From the Artist
About Angry Violin
I've been collecting these tracks over the last couple of years, and *Angry Violin* pulls together the stuff that actually works when you push metal and strings into the same room. Not all violin metal has to sound precious or theatrical — some of it just needs to hit hard. *Doomsday Calling* and *Rise of the Violincore* are where I'm leaning hardest into that collision, stacking violin riffs against distorted guitars and letting both do what they do best without apologizing.
“The collection sits mostly in instrumental territory, which forces the violin and metal elements to carry the weight entirely.”
The Celtic modal scales show up across most of these — they sit in this weird sweet spot where they feel both ancient and aggressive, especially when you're running them through heavy rhythms and breakdowns. *Shattered Crown* locks into that space pretty cleanly. I've also thrown in some stranger textures: the 8-bit synth layers on *Violin Pixel Endboss Music*, the guzheng and shamisen bleeding through on a few cuts, even some actual folk instrumentation woven into the metal framework. It's not about genre purity. It's about what happens when you refuse to choose between delicate and brutal.
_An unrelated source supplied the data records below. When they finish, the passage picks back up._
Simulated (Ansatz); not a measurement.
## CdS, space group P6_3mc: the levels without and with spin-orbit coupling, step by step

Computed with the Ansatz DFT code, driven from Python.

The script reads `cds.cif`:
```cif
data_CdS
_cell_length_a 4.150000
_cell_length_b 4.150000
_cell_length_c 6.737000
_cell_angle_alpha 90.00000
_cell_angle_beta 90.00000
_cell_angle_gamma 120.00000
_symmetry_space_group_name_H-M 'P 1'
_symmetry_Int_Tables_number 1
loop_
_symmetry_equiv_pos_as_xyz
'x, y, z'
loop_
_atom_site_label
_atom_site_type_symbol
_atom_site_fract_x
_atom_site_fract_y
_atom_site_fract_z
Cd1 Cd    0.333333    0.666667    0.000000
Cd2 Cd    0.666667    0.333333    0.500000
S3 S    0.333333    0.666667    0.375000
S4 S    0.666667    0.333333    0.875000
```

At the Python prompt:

The collection sits mostly in instrumental territory, which forces the violin and metal elements to carry the weight entirely. No vocals to lean on, no lyrics to explain intent. You hear exactly how tight the interplay is between the string work and the rhythmic aggression, where the tremolo picking lands, how a violin pizzicato break punctures a wall of distortion. The production keeps things raw enough that you're always aware of the actual instruments underneath — this isn't polished symphonic metal, it's more like watching someone shred a violin the way someone else might shred a guitar.